Pittwater Council v Granger

Case

[2006] NSWLEC 80

02/09/2006

No judgment structure available for this case.


Land and Environment Court


of New South Wales


CITATION: Pittwater Council v Granger [2006] NSWLEC 80
This decision has been amended. Please see the end of the judgment for a list of the amendments.
PARTIES: APPLICANT
Pittwater Council
RESPONDENT
James Granger
FILE NUMBER(S): 40778 of 2003
CORAM: Cowdroy J
KEY ISSUES: Costs :- legal costs incurred by council seeking compliance with consent orders - no proceedings on foot at the time costs incurred - whether costs were "costs of and incidental to proceedings" - whether costs should be awarded in respect of conduct subsequent to final orders in proceedings
LEGISLATION CITED: Land and Environment Court Act 1979 s 69(2)
Land and Environment Court Rules 1996 Pt 15 r 7
Local Government Act 1993 s 124
CASES CITED: Latoudis v Casey (1990) 170 CLR 534;
Oshlack v Richmond River Council (1998) 193 CLR 72;
Re the Minister for Immigration and Ethnic Affairs of the Commonwealth of Australia; Ex parte Lai Qin (1997) 186 CLR 622
DATES OF HEARING: 09/02/2006
EX TEMPORE JUDGMENT DATE: 02/09/2006
LEGAL REPRESENTATIVES: APPLICANT
G B Furness
SOLICITORS
Mallesons Stephen Jaques

RESPONDENT
In person



JUDGMENT:

      THE LAND AND
      ENVIRONMENT COURT
      OF NEW SOUTH WALES

      Cowdroy J

      9 February 2006

      40778 of 2003

      PITTWATER COUNCIL
      Applicant

      JAMES GRANGER
      Respondent

      JUDGMENT

1 Cowdroy J: Before the Court is a notice of motion filed on 21 December 2005. Pursuant to the motion the applicant (“the Council”) seeks an order that the respondent pay the Council’s costs of the proceedings incurred from 17 December 2003. The motion is supported by an affidavit of Deborah Jean Townsend sworn on 18 November 2005.

2 The respondent, Mr Granger, has provided affidavits of 18 January 2006 and 30 January 2006. To comprehend the nature of the application it is necessary to deal with the factual history of these proceedings.

3 On 26 May 1994 Mr Granger and his wife purchased land at 42 Nullaburra Road, Newport. They thereafter sought to erect a dwelling on the land and in due course a building was erected following Council approval given on 13 March 1995. A building certificate issued in respect of the premises on 5 September 2000. On 7 May 2001 a land slip occurred on the subdivision close to the respondent’s dwelling. The land slip was so severe that a nearby property required demolition, and another required repairs. As a result of the instability of the location the Council determined that it was necessary to issue orders requiring the respondent to carry out detailed investigations concerning the stability of his residence. Accordingly on 11 February 2002 Council issued an order pursuant to s 124 of the Local Government Act 1993.

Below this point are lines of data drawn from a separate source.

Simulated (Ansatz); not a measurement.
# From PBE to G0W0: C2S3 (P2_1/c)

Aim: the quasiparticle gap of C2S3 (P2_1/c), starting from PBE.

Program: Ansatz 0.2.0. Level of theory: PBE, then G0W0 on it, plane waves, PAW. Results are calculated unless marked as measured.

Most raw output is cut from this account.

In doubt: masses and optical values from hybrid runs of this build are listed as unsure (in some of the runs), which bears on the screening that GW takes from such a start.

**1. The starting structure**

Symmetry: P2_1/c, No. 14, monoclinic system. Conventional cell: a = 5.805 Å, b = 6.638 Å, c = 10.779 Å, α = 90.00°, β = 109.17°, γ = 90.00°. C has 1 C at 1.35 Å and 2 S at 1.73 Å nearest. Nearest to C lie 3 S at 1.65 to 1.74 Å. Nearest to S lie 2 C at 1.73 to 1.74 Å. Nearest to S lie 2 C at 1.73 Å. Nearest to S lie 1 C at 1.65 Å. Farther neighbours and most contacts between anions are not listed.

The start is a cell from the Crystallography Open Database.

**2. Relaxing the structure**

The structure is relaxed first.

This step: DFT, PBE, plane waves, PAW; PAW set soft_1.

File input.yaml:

4 Paragraph 4 of such order provided that the respondent was to engage the services of a consultant Geotechnical Engineer to carry out a detailed investigation of the stability of the property and provide to the Council a report within 42 days including:-


          An assessment of the stability of the property and the risk level for both the property and persons, particularly addressing whether the risk is greater than a low risk as defined in the guidelines set out in the Australian Geomechanics Journal, Volume 35 No 1 dated March 2000 (“the required stability standard”). Should the current condition of the property not satisfy the required stability standard, provide details of the remedial works to be undertaken, together with property management options and a schedule of dates for work completion which will serve to reduce the risk to not greater than “low”.

5 To comply with the notice the respondent duly obtained details of the costs of necessary investigation and expended an amount of approximately $15,857 in consultants fees. He also obtained a quotation to carry out the work required to rectify potential defects in the drainage system. The initial quote from Trentwood Building Services indicated the remedial work would cost in the order of $68,200.

6 The Council, however, was concerned that stabilising work proceed as soon as possible, no doubt motivated by interests of public safety. Accordingly on 29 July 2003 it commenced these proceedings (“the proceedings”) seeking a declaration that the respondent had not complied with para 4 of the order and was thereby in breach of the Environmental Planning and Assessment Act 1979, and consequential orders. The application also sought an order that the respondent pay the Council’s costs.

7 An amended application was filed on 16 December 2003. It sought similar relief but the dates by which compliance was required was postponed until 30 January 2004.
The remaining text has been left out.